IRAQ: SUICIDE BOMBERS TARGET SECURITY FORCES WHILE MUSLIM CLERIC DENOUNCES BAGHDAD SECURITY CRACKDOWN AS SECTARIANISM
Record ID:
358832
IRAQ: SUICIDE BOMBERS TARGET SECURITY FORCES WHILE MUSLIM CLERIC DENOUNCES BAGHDAD SECURITY CRACKDOWN AS SECTARIANISM
- Title: IRAQ: SUICIDE BOMBERS TARGET SECURITY FORCES WHILE MUSLIM CLERIC DENOUNCES BAGHDAD SECURITY CRACKDOWN AS SECTARIANISM
- Date: 6th June 2005
- Summary: (W3) NORTHERN RAMADI, IRAQ (JUNE 7, 2005) (REUTERS) 1. VARIOUS OF DAMAGED CIVILIAN CARS (2 SHOTS) 0.12 2. CHILDREN NEXT TO THE CARS 0.16 3. VARIOUS OF BURNED OUT CARS (2 SHOTS) 0.24 (W3) FALLUJA, IRAQ (JUNE 7, 2005) (REUTERS) 4. VARIOUS OF BURNED OUT CIVILIAN CAR LEFT BY A ROADSIDE SURROUNDED BY POLICEMEN (2 SHOTS) 0.
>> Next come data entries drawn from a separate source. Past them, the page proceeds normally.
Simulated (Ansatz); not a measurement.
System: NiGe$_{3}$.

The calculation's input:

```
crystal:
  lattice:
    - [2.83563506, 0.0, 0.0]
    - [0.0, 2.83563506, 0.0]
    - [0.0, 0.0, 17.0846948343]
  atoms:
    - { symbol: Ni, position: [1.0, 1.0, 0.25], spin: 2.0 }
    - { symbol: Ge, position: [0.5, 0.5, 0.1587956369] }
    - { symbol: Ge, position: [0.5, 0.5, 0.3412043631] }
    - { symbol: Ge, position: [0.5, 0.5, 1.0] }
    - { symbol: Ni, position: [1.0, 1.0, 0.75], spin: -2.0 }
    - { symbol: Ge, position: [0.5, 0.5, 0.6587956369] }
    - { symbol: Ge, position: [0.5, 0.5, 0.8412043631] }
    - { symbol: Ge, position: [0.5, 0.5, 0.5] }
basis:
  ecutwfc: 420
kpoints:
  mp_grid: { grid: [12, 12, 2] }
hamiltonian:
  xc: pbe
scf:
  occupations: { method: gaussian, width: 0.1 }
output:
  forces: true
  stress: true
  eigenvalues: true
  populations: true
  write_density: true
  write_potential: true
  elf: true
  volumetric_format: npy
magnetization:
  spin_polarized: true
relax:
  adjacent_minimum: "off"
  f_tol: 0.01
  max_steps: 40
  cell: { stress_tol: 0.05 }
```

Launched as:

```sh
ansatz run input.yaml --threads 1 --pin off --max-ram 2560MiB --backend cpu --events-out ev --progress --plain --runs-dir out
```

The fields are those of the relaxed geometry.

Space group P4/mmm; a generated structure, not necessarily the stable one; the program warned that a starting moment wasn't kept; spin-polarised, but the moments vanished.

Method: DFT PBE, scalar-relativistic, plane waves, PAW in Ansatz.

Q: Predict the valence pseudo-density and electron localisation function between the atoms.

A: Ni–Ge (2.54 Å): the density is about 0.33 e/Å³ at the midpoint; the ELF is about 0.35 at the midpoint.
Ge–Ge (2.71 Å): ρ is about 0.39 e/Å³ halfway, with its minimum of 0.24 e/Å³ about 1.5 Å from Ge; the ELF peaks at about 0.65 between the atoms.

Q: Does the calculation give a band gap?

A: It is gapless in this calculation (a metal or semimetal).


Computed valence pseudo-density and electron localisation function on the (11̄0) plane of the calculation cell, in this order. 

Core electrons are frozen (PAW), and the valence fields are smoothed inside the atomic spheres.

- Embargoed: 21st June 2005 13:00
- Keywords:
- Location: RAMADI/ FALLUJA/ BAGHDAD/ HAWIJA, IRAQ
- Country: Iraq
- Reuters ID: LVA5ZLI2JO575VMLG1JTNZ9JAESB
- Story Text: Suicide bombers target security forces in Iraq while
cleric denounces Baghdad security crackdown as
sectarianism.
Bombers struck across Iraq on Tuesday (June 7) with
blasts near the northern city of Kirkuk and in Baghdad
killing at least 19 people and wounding nearly 70, ending
several days of relative calm.
Of five car bombs, four were in or near the northern
town of Hawija, close to the strategic oil city of Kirkuk.
One suicide bomber blew up his car near a U.S. base,
another beside an Iraqi army checkpoint and a third close
to a market, police said.
A fourth car bomb struck a checkpoint in the town of
Abasi, near Hawija. In total, 19 people were killed and 38
wounded in the four attacks, Major-General Anwar Mohammed
Amin, the Iraqi army commander in Kirkuk, told Reuters.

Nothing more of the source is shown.